Jacob Pfau comments on Instrumental Convergence For Realistic Agent Objectives

Jacob Pfau 25 Jan 2022 9:14 UTC
LW: 3 AF: 2
0
AF
Am I correct to assume that the discussion of StarCraft and Minecraft are discussing single-player variants of those games?

It seems to me that in a competitive, 2-player, minimize-resource-competition StarCraft, you would want to go kill your opponent so that they could no longer interfere with your resource loss? More generally, I think competitions to minimize resources might still usually involve some sort of power-seeking. I remember reading somewhere that ‘losing chess’ involves normal-looking (power-seeking?) early game moves.
- TurnTrout 25 Jan 2022 18:18 UTC
  LW: 4 AF: 4
  0
  AF Parent
  I’m implicitly assuming a fixed opponent policy, yes.
  Without being overly familiar with SC2—you don’t have to kill your opponent to get to 0 resources, do you? From my experience with other RTS games, I imagine you can just quickly build units and deplete your resources, and then your opponent can’t make you accrue more resources. Is that wrong?
  - Jacob Pfau 26 Jan 2022 10:32 UTC
    3 points
    0
    AF Parent
    Yes, I agree that in the simplest case, SC2 with default starting resources, you just build one or two units and you’re done. However, I don’t see why this case should be understood as generically explaining the negative alpha weights setting. Seems to me more like a case of an excessively simple game?
    
    Consider the set of games starting with various quantities of resources and negative alpha weights. As starting resources increase, you will be incentivised to go attack your opponent to interfere with their resource depletion. Indeed, if the reward is based on end-of-game resource minimisation, you end up participating in an unbounded resource-maximisation competition trying to guarantee control over your opponent; then you spend your resources safely after crippling your opponent? In the single player setting, you will be incentivised to build up your infrastructure so as to spend your resources more quickly.
    
    It seems to me the multi-player case involves power-seeking. Then, it seems like negative alpha weights don’t generically imply anything about the existence of power-seeking incentives?
    
    (I’m actually not clear on whether the single-player case should be seen as power-seeking or not? Maybe it depends on your choice of discount rate, gamma? You are building up infrastructure, i.e. unit-producing buildings, which seems intuitively power-seeking. But the number of long-term possibilities available to you following spending resources on infrastructure is reduced—assuming gamma=1 -- OTOH the number of short-term possibilities may be higher given infrastructure, so you may have increased power assuming gamma<1?)

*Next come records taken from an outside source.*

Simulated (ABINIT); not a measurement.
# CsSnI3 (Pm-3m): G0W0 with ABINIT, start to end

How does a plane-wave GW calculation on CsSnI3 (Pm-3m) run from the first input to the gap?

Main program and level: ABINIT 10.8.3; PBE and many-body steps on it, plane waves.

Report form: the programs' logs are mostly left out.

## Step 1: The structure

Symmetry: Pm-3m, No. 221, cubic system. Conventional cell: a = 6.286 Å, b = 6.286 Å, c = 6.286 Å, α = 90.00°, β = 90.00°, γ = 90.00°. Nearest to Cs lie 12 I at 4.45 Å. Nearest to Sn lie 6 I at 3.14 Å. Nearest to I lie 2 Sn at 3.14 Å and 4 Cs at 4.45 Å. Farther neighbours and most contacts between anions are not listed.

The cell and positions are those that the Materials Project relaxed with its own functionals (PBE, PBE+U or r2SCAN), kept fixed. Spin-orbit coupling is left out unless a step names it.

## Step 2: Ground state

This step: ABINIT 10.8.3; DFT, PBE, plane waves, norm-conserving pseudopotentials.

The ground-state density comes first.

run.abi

    - TurnTrout 26 Jan 2022 18:18 UTC
      LW: 3 AF: 3
      0
      AF Parent
      I agree that in certain conceivable games which are not baseline SC2, there will be different power-seeking incentives for negative alpha weights. My commentary wasn’t intended as a generic takeaway about negative feature weights in particular.
      But in the game which actually is SC2, where you don’t start with a huge number of resources, negative alpha weights don’t incentivize power-seeking. You do need to think about the actual game being considered, before you can conclude that negative alpha weighs imply such-and-such a behavior.
      But the number of long-term possibilities available to you following spending resources on infrastructure is reduced
      I think that either $γ << 1$ or considering suboptimal power-seeking resolves the situation. The reason that building infrastructure intuitively seems like power-seeking is that we are not optimal logically omniscient agents; all possible future trajectores do not lay out immediately before our minds. But the suboptimal power-seeking metric (Appendix C in Optimal Policies Tend To Seek Power) does match intuition here AFAICT, where cleverly building infrastructure has the effect of navigating the agent to situations with more cognitively exploitable opportunities.
- Pattern 21 Jun 2022 22:20 UTC
  2 points
  0
  Parent
  It seems to me that in a competitive, 2-player, minimize-resource-competition StarCraft, you would want to go kill your opponent so that they could no longer interfere with your resource loss?
  I would say that in general it’s more about what your opponent is doing. If you are trying to lose resources and the other player is trying to lose them, you’re going to get along fine. (This would be likely be very stable and common if players can kill units and scavenge them for parts.) If both of you are trying to lose them...
  Trying to minimize resources is a weird objective for StarCraft. As is gain resources. Normally it’s a means to an end—destroying the other player first. Now, if both sides start out with a lot of resources and the goal is to hit zero first...how do you interfere with resource loss? If you destroy the other player don’t their resources go to zero? Easy to construct, by far, is ‘losing StarCraft’. And I’m not sure how you’d force a win.
  This starts to get into ‘is this true for Minecraft’ and...it doesn’t seem like there’s conflict of the ‘what if they destroy me, so I should destroy them from’ kind, so much as ‘hey stop stealing my stuff!’. Also, death isn’t permanent, so… There’s not a lot of non-lethal options. If a world is finite (and there’s enough time) eventually, yeah, there could be conflict.
  More generally, I think competitions to minimize resources might still usually involve some sort of power-seeking.
  In the real world maybe I’d be concerned with self nuking. Also starting a fight, and stuff like that—to ensure destruction—could work very well.